As part of President Trump’s focus on rebuilding and strengthening America’s defense and intelligence capabilities, the Pentagon’s secret Military Intelligence Program (MIP) received $23.1 billion in fiscal year 2020 — the highest budget total in nearly a decade. This came after a slight, and rare, dip in funding in FY 2019.
Very little is publicly known about the highly classified Military Intelligence Program but the funding, including U.S. base and overseas contingency operations money, “is aligned to support the National Defense Strategy,” per a four-sentence statement from the Pentagon, notes Defense News (DN).
DN adds that a Pentagon statement said:
The department has determined that releasing this top line figure does not jeopardize any classified activities within the MIP. No other MIP budget figures or program details will be released, as they remain classified for national security reasons.
According to the office of the Director of National Intelligence (DNI), reports Military.com, “the Military Intelligence Program is one of the two major components of the overall U.S. intelligence budget,” which in 2018 together totaled $60.2 billion.
“The MIP is devoted to intelligence activity conducted by the military departments and agencies in the Department of Defense that support tactical U.S. military operations,” notes the DNI website.
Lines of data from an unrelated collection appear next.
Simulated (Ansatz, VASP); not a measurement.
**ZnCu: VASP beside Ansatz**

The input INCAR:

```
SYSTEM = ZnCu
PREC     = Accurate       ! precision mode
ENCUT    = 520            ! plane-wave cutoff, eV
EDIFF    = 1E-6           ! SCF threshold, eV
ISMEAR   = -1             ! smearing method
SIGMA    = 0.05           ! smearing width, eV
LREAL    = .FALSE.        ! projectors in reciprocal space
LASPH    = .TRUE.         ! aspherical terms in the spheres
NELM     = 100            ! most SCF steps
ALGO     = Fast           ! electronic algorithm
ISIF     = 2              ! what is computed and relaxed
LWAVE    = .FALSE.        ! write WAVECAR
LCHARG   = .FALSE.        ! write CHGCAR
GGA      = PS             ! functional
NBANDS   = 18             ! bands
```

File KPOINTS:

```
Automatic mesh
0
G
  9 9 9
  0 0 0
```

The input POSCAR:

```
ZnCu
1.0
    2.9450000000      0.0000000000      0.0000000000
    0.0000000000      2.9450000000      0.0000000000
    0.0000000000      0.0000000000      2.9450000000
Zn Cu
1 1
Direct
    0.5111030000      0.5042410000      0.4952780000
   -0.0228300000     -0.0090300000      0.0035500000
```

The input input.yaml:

The other major component is the National Intelligence Program (NIP), which DNI notes, included “all programs, projects and activities of the intelligence community” such as the CIA, the National Security Agency (NSA), the National Reconnaissance Office (NRO) and other clandestine agencies.
However, a few more details can be gleaned from the Congressional Research Service (CRS) notes Defense News. According to the CRS, MIP funds partly go to U.S. Special Operations Command (USSOCOM) to pursue “several current acquisition efforts focused on outfitting aircraft — both manned and unmanned, fixed and rotary wing — with advanced ISR and data storage capabilities that will work in multiple environments.”
A 2019 CRS report cited by DN states that the MIP also funds “defense intelligence activities intended to support operational and tactical level intelligence priorities supporting defense operations.”
Defense News added that “among other uses, these dollars can be spent to facilitate the dissemination of information that relates to a foreign country or political group, and covert or clandestine activities against political and military groups or individuals.”